This week, James decided on what was for dinner (I’ll always leave that to him, ha) and he gave me (Sara) the task of choosing the wine. As he’s the professional and knows what food to pair perfectly with what wine, he did give me a specific grape varietal. Alas, after work on Saturday, I go to the liquor store super excited that I get to choose whatever wine my little heart desires! (…er, mainly what label catches my eye and less than $12.)

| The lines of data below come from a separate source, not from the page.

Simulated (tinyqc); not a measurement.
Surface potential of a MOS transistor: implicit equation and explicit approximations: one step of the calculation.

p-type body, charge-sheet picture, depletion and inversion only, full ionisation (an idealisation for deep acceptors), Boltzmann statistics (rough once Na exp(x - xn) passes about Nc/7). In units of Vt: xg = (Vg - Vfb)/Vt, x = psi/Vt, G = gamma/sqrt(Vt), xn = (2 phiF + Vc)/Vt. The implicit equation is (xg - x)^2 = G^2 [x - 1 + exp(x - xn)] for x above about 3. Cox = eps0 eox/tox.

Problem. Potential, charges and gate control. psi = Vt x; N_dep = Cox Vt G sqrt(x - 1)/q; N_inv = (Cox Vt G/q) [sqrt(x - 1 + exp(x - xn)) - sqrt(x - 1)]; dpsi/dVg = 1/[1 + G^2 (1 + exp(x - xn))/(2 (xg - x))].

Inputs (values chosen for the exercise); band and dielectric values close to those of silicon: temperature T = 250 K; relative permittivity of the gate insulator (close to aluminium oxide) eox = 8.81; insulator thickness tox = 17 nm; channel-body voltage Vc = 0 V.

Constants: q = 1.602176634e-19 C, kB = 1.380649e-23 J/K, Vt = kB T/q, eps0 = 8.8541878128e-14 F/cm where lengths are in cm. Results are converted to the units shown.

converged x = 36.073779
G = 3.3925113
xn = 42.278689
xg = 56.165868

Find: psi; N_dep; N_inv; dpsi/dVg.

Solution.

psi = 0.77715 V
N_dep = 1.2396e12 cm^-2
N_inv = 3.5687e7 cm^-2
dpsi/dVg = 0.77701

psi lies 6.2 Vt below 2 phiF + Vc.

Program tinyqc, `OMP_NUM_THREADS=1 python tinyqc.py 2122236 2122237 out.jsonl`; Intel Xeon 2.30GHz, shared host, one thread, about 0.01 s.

I’ll admit it…I happen to be THAT girl, which does not happen often as I work with the public and this is a pet peeve…yes, that girl who walks into the store chatting away on my cell. I thought I’d get brownie points for holding the door open for exiting patrons, yes? Anyway, I start browsing around in the grape that James specifically told me and then thought, “wait, did he say Syrah or Shiraz??” This is the point where my husband will say that I never listen to him…but I completely disagree! I just have a horrible memory…seriously, I even wrote it down when he told me…but of course, I left the piece of paper sitting on our coffee table, ha. After wracking my brain for a bit, I go with my instinct and the best my memory could recall and remember something about a “Z”, so I stick to the Shiraz section. I am still chatting away with my friend, Angela Garner (aka Dossey), and have narrowed it down between 3 choices. Again, chosen because of the eye-catching labels and low price point…my very strict criteria, ha. Mid story, I interrupt her and tell her that she’s going to pick the wine for this Sunday and give her the choices: Cupcake, Fat Bastard or Ass Kisser. After telling me she feels privileged to do so, she narrows her choice down to one only because of how obscure it is…Ass Kisser…and well, because it has a curse word in it. (c’mon Dossey, you know it’s true…she’s always had a thing for being crass but pulls it off nicely.)
So, I grab my wine and start to head to the register when I second-guess myself, panic a slight bit (let’s face it, it’s not life of death here people but I want to get it right) and think that I better call James and just double-check to see if will pair with the food. Again, interrupt Doss, call James and come to find out…I don’t listen to him. “I said a Syrah but you can grab whatever…no worries, I’ll make it work.” (ahhh, the joys of marrying a laid-back man). I stick to my Ass Kisser Shiraz and quickly check out before I have time to change my mind.
For those of you who also have been in my situation not knowing the difference between Syrah and Shiraz, I did a little research when I got home to clarify the confusion. First off, Syrah and Shiraz wines are produced from the same grape. Why 2 names for it then? I know, I know…I asked the same question. As with any wine, the overall taste is dependent on the different territory and winemaking techniques used in its production. Traditionally, Syrah is a red grape grown in the Rhone Valley of France. It has since spread to different regions all over the world. The Shiraz is Australia’s version of Syrah and is the most popular grape in the area. The name stems from the belief that the grape’s original home lies in the town “Shiraz” in Iran. In conclusion, same grape…different regions…and if it ends with a “Z”, it’s probably from Australia..
Consumer: James & Sara
Name: Ass Kisser
Region: South Australia
Grape Varietal: Shiraz
Alcohol content: 14.5%
Food pairing: Portobello, Swiss & Chicken Sausage Stuffed Quail over a Summer Vegetable Melange accented with Patio Basil.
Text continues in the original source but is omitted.